Salem Witch Trials: When, Why, and How Many Victims

Salem Witch Trials: When, Why, and How Many Victims

the salem witch trials courtroom

In colonial Salem Village Massachusetts 1962, a group of young girls became afflicted by violent contortions and uncontrollable bouts of screaming.

They soon accused several local women of witchcraft, which rapidly spread religious-inspired hysteria throughout the colony, pitting neighbor against neighbor as long-simmering jealousies and resentments were given a thinly-veiled outlet for revenge.

When Were the Salem Witch Trials?

The Salem Witch Trials were in the spring of 1962.

Rooted as far back as 14th century Europe, colonial Puritans believed that the devil gave his disciples vast powers to harm others in exchange for continued loyalty, which in 1692 Massachusetts gained added traction after a recent British war with the French fought mainly on colonial soil, a recent smallpox epidemic, ongoing fears of attacks from increasingly-hostile Indians and a longstanding rivalry with the more affluent community of Salem Town.

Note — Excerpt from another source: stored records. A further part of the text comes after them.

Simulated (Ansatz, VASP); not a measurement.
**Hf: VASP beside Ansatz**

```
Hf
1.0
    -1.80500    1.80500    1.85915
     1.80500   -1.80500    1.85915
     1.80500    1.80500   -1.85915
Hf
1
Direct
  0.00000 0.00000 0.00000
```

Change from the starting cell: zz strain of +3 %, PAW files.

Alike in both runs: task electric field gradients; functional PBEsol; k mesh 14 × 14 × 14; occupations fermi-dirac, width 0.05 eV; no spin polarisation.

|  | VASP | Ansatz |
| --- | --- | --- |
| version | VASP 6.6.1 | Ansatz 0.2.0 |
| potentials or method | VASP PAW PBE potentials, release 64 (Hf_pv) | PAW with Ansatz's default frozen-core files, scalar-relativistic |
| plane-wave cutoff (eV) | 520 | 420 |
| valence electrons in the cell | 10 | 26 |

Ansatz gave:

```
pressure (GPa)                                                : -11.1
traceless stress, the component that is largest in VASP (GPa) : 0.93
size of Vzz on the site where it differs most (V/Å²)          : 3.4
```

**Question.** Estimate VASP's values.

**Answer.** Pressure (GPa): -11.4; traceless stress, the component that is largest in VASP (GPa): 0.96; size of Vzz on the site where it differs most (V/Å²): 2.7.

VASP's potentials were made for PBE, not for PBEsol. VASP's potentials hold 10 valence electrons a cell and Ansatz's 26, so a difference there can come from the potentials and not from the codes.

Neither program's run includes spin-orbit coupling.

After a witch trial court was convened, a homeless beggar named Sarah Good and a Caribbean slave name Tituba were brought to trial, along with a poor elderly woman named Sarah Osborn.

While the young accusers writhed and contorted and screamed in court, Good and Osborn denied their guilt, while Tituba confessed, intimating that many others in the community practiced devil-worshipping witchcraft. The finger-pointing quickly snowballed into a maudlin display of false accusations and subjective here-say, which saw more than 200 Colonials accused of witchcraft.

How Many People Died in the Salem Witch Trials?

Nineteen of the accused would be hanged by the neck, while five others died in prison.

After the mass hysteria had worked its way through, respected minister Cotton Mather warned of the dubious value of spectral or circumstantial evidence, while his father, Increase Mather, president of Harvard College, later joined his son in urging that the standards of evidence for witchcraft must be equal to those for any other crime.

In 1976, a study published in Science Magazine cited the potentially hallucinogenic fungus ergot (erguht), sometimes found in rye, wheat and other cereal grains, may have been the underlying cause of the young girls and their odd, spasmodic behavior, making them the original turn on, tune in and drop out generation.